Archive for June, 2015

Residential School Victims: First Nations and Otherwise

The release of the Truth and Reconciliation Commission’s Final Report, makes over ninety recommendations to provide solutions for what happened in Canada from the 1880’s until 1996 in the Indian Residential School System.

What it doesn’t mention, is that although the system primarily victimized aboriginal children, by it’s dysfunctional nature and the physical isolation of the schools, there were also casualties among the teachers and administrators who served on the front lines. Although these victims have yet to be heard from, the novel Blue Saltwater touches upon this with the predatory, alcoholic and suicidal behavior of Brother Denny Boyle, the antagonist in the story.
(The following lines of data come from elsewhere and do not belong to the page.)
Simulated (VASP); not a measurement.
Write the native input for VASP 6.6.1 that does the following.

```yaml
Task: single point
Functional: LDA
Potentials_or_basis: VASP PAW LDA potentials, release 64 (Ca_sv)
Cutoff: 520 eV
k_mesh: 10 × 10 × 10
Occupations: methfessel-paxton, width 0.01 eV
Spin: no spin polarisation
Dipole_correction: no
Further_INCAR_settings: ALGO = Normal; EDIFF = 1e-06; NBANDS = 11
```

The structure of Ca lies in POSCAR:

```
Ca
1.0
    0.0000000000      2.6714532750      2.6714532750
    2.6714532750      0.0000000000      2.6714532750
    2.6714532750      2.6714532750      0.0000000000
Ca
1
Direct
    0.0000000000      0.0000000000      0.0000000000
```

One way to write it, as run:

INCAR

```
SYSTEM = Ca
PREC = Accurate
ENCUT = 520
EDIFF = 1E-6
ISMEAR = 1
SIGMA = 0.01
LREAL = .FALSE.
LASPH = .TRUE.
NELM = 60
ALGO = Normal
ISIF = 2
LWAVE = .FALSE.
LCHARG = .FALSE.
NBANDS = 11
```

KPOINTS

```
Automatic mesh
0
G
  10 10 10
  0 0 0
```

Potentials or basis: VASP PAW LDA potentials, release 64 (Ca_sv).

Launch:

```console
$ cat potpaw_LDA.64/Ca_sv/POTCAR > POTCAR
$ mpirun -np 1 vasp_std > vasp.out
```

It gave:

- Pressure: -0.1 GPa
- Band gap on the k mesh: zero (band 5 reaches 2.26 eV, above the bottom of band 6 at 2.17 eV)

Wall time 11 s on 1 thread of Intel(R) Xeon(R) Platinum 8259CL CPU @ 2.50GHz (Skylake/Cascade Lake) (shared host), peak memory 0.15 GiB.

As Canada and the United States became populated with a dominant European culture in the nineteenth century, North American aboriginal tribes were seen to be languishing in poverty, shame and cultural disintegration. Well meaning and respected educators, clergy and government officials proposed this system as a way of elevating aboriginal children to a more assimilated and productive existence. It was thought that by removing the children from the primitive ways of their culture, changes would be more rapid and permanent. But as everyone acknowledges now, even though well intentioned, forcibly removing children from their families was a catastrophic failure in social engineering.  

Raising Public Awareness

The story of Canada’s Indian Residential School System has been front and centre in the news this past few weeks with the release of the Truth and Reconciliation Commission’s Final Report. It contained over 90 recommendations and it will be interesting going forward to see how many are acted upon.

Through the media, I have already heard educators and executives of the TRC proposing to rewrite textbooks for elementary schools, high schools and universities so they contain additional chapters detailing the findings of the commission. This is all being proposed to raise awareness in future generations. Wrong!

As I helped my granddaughter with a grade eleven social studies assignment on Canada’s role in WW II the other day, she said: : “I won’t remember any of this after I hand it in, grandpa.”

That’s my point. The most effective way to raise awareness is through effective storytelling rather than having kids answer questions from a textbook. These days the best vehicles are either online, television or movies. Good novels can work but with so many alternatives, their penetration with the younger audience can be a challenge. Think of the movie, Saving Private Ryan, as a good example. Raising Awareness of what happened on D-Day by watching this movie is much more effective than reading a dry account of dates, times, locations and casualty counts in a textbook.  

 

Truth and Reconciliation Commmission: Final Report

After six years of receiving testimony from 7000 witnesses and survivors of the Indian Residential Schools across Canada, The Truth and Reconciliation Commission under the leadership of Justice Murray Sinclair will deliver its final 300 page report on June 2, 2015.

The commission was established by the federal government and aboriginal leadership in June 2010 with high hopes that it would help repair the relationship between aboriginal people and the rest of Canada. Sadly this hasn’t happened.

The Residential School System which was started in the 1880’s and shut down in 1996, forcibly removed aboriginal children from their families with the mandate to change them into productive assimilated Canadians. The system has been referred to as “cultural genocide” by both Justice Sinclair and Chief Justice Beverley McLachlin of the Supreme Court of Canada.

Over the years 150,000 children attended the schools and it is estimated that over 6000 of them died. Many were buried in unmarked graves and are still unaccounted for.

The story of Blue Saltwater attempts to put a face to those anonymous thousands of innocent children who were torn from their families and abused in the schools.

The dysfunctional effects continue to this day.